October 2017 Brown Bag: Matthew Garcia

The Rebecca J. Holz Series in Research Data Management is a monthly lecture series hosted during the spring and fall academic semesters. Research Data Services invites speakers from a variety of disciplines to talk about their research or involvement with data.

On October 12th, Matthew Garcia, a PhD candidate in Forest Science with the Dept of Forest & Wildlife Ecology at UW-Madison, gave a talk entitled “The accurate data management plan (if such exists) in the presence of ‘Big Data'”. His slides are embedded below and are also available on the Research Data Services Speakerdeck page.

As data sets grow ever larger and funding requirements to share them become more common, Garcia described two important but often missing pieces of data management plans: where will this”big data” be stored, and who will pay for it? He used his own research as an example, noting that when he began his project, he anticipated gathering approximately 5 terabytes of data to work with. He ended up with approximately 40.

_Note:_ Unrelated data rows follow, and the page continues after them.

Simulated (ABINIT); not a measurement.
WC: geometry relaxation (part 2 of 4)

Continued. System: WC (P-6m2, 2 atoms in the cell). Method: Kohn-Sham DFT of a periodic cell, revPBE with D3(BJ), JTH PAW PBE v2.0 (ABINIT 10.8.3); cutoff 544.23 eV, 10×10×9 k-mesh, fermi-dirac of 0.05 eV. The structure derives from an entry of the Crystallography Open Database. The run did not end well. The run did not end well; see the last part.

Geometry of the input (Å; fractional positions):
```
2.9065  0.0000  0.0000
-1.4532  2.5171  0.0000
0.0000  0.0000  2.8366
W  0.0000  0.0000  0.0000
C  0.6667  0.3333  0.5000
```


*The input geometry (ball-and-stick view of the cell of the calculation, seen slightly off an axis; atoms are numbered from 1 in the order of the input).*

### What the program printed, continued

In order to deal with these issues, Garcia suggested that data management plans should not be isolated from proposal budgets but rather cost considerations for data should be explicitly included, covering things like sharing, storing, administration, personnel time, etc. This should also plan for contingencies, for example, when the volume of data is larger than expected, as was the case with Garcia’s research. Garcia believes a data management plan that anticipates the costs and issues associated with “big data” is more complete, useful, and can help reveal potential problems around data management and dissemination at the time of proposal.